December 14, 2022
BEIJING – China’s legal action against US at WTO shows country upholds multilateralism
China’s chip lawsuit against the United States at the World Trade Organization demonstrates the country’s upholding of multilateralism and underlines its determination to safeguard the stability of global semiconductor supply chains, officials and experts said on Tuesday.
The comments came after China filed a lawsuit at the WTO, which the Ministry of Commerce said is a necessary way to address its concerns and to defend its legitimate interests, against the US over the latter’s chip export control measures.
Foreign Ministry spokesman Wang Wenbin called on Tuesday for countries to stand up against the US’ unilateralism and protectionism, saying the move bears on international justice and the stability of the international trade system.
“Facts prove that the security exception article is not a safe haven for unilateralism and protectionism,” Wang said.
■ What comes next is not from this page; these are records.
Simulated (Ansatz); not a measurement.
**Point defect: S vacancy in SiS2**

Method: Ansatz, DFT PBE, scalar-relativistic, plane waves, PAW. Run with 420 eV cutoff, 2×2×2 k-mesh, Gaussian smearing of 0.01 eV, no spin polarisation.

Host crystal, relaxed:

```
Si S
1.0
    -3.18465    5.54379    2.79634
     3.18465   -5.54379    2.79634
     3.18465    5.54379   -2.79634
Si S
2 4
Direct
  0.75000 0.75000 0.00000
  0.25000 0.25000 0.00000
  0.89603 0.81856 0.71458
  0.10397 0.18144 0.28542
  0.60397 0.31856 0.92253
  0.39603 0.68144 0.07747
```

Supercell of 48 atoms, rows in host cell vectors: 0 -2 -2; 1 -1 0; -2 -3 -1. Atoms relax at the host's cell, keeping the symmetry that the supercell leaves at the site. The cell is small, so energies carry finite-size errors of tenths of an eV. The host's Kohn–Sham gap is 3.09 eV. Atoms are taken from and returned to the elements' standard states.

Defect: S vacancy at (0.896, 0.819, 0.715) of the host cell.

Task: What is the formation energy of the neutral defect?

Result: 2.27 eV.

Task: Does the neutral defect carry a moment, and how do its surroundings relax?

In October, the US, citing what it described as national security concerns, announced a sweeping set of export controls that were seen as an effort to contain China’s semiconductor industry.
As a typical practice of trade protectionism, the US curbs obstructed the normal international trade of chips, threatened the stability of the global industrial and supply chains, and violated international economic and trade rules, the Ministry of Commerce said on Monday.
Many US chip companies count the Chinese mainland, which imported more than $400 billion worth of semiconductors in 2021, as their biggest market. Most major US chip companies pull in at least 25 percent of their sales from the mainland market, according to an article by Christopher Thomas on the Brookings Institution’s website.
Zhao Hong, a professor at Peking University’s Law School and former chairperson of the WTO Appellate Body, said the lawsuit is timely, considering that the WTO will conduct the biannual trade policy review on the US this week.
“The move showed that China wants to settle the dispute and safeguard legitimate interests of Chinese enterprises under the framework of WTO rules,” Zhao said.
“That has demonstrated China’s upholding of multilateralism and support for the WTO, which will inject positive energy into the organization’s reforms for overcoming the crisis that its dispute settlement mechanism faces nowadays,” she added.
According to the WTO rule book, the US is expected to respond within 10 days after China filed the case. The two countries are then expected to have consultations. If the consultations fail to resolve the dispute, a dispute settlement panel could be established to look into the case.
Bai Ming, deputy director of international market research at the Chinese Academy of International Trade and Economic Cooperation, said Washington has repeatedly abused and overblown the concept of national security to impose a series of well-calculated restrictions on exports of advanced semiconductor technology to China.
“The US is also pressuring other countries, including the Republic of Korea and the Netherlands to adopt similar chip restrictions on China. Such practices have severely disrupted the global semiconductor industry,” Bai said.
State Councilor and Foreign Minister Wang Yi expounded on Monday China’s position on the US CHIPS and Science Act in a video talk with ROK Foreign Minister Park Jin. Wang stressed that the US acts obviously damaged the legitimate rights and interests of countries including China and the ROK.
Dutch Foreign Trade Minister Liesje Schreinemacher told lawmakers last month that the Netherlands would make its own decision regarding Dutch company ASML’s chip gear sales to China amid trade rule talks with the US and other allies.
Zhong Xinlong, a senior consultant at the Beijing-based China Center for Information Industry Development Consultancy, said US chip companies also suffer greatly from Washington’s semiconductor restrictions on China.
Reuters reported last week that amid pushback from trade groups, US senators had to scale back a proposal that placed new curbs by the US government and its contractors on the use of Chinese-made chips.
“This is the latest example of the US business community doing its part to weaken proposals aimed at crimping China’s burgeoning chip sector, because they know too well that such measures raise costs and harm their revenues,” Zhong said.